Nobody authorised the taking of NASA photograph AS8-14-2383. In fact, if it weren’t for a quirk of astrophysics, it wouldn’t have been taken at all. By rights, the Earth should never ‘rise’ above the moon’s surface, because our tidal pull clinches the moon in a tight embrace—the two should always hold the same relative position. Luckily for astronaut Bill Anders, the moon in reality tends to wobble a little, giving the world on that Christmas Eve, 1968, a remarkable gift—its first self-portrait.

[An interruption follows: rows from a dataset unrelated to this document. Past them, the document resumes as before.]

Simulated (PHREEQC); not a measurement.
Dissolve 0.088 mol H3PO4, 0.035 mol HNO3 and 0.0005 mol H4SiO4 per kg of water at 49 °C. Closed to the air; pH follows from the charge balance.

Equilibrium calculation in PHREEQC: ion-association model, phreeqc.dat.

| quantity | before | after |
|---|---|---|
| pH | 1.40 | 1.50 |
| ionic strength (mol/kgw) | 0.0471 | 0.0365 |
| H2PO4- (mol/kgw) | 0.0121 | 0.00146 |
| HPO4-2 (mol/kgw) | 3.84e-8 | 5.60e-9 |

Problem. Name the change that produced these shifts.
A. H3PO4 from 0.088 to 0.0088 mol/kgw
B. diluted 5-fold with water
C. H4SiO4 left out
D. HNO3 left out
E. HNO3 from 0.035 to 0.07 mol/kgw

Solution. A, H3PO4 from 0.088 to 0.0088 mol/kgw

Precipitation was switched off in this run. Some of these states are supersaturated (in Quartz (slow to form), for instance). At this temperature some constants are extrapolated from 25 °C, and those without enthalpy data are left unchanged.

Unlike moonrises down here, Earthrises happen slowly on the moon; they can take 48 hours. Just the same, the crew of Apollo 8—lunar module pilot Anders, crew commander Frank Borman and command module pilot Jim Lovell—were lucky to witness it. The craft had already drifted past the spectacle three times, but none of its windows were facing the right way—the crew’s job instead was to photograph the lunar surface, casing potential landing sites for subsequent missions. Then, toward the end of its fourth orbit, Borman started to roll Apollo clear of the moon to gain radio comms with Houston. As he looked down to the lunar horizon for reference, he caught a famous, captivating glimpse. “Oh my God, look at that picture over there!” the comms transcript reads. “There’s the Earth coming up. Wow, is that pretty!” (Incidentally, the crew, being the first manned lunar mission, were also the first humans to see the far side of the moon as well).

The ‘Earthrise’ shot wasn’t on the mission schedule, but the crew scrambled for their cameras. They were issued with highly modified Hasselblad 500 ELs, fitted with motor drives. Borman, in the left-hand seat, shot a frame on black and white, the first image ever shot of our planet from space, then called for roll of Ektachrome. Meanwhile, Anders levelled his own camera, loaded with 70mm colour, lining up the blue planet through a simple sighting frame.

Jim Lovell shot another, at 250th of a second at f/11. “Oh man, that’s great!” we can still hear him say on the mission recordings. Then Anders took another two pictures, trying different exposures. Frank Borman has always claimed that he took the famous shot: “One of the most famous pictures in photographic history, taken after I grabbed the camera away from Bill Anders.” NASA nevertheless attributes it to Anders.

The image is almost always run landscape, much as we would appreciate a sunrise here on Earth. But in fact, the crew witnessed it as a vertical. And that’s how Anders shot it—the Poles are where they should be—but Borman left his camera horizontal.

The crew gave a live broadcast that night, transmitting footage of the Earth and moon as seen from their spacecraft. Lovell spoke: “The vast loneliness is awe-inspiring, and it makes you realise just what you have back there on Earth.” It was a prescient insight: the late Galen Rowell, one of the most accomplished nature photographers ever, called Anders’ picture “the most influential environmental photograph ever taken”. For the first time, earthlings could appreciate just how lonely, how fragile, how self-contained, was our planet. We only then appreciated, too, the utter preponderance of water, and its crucial role. Life magazine gave the shot a spread in its book 100 Photographs that Changed the World.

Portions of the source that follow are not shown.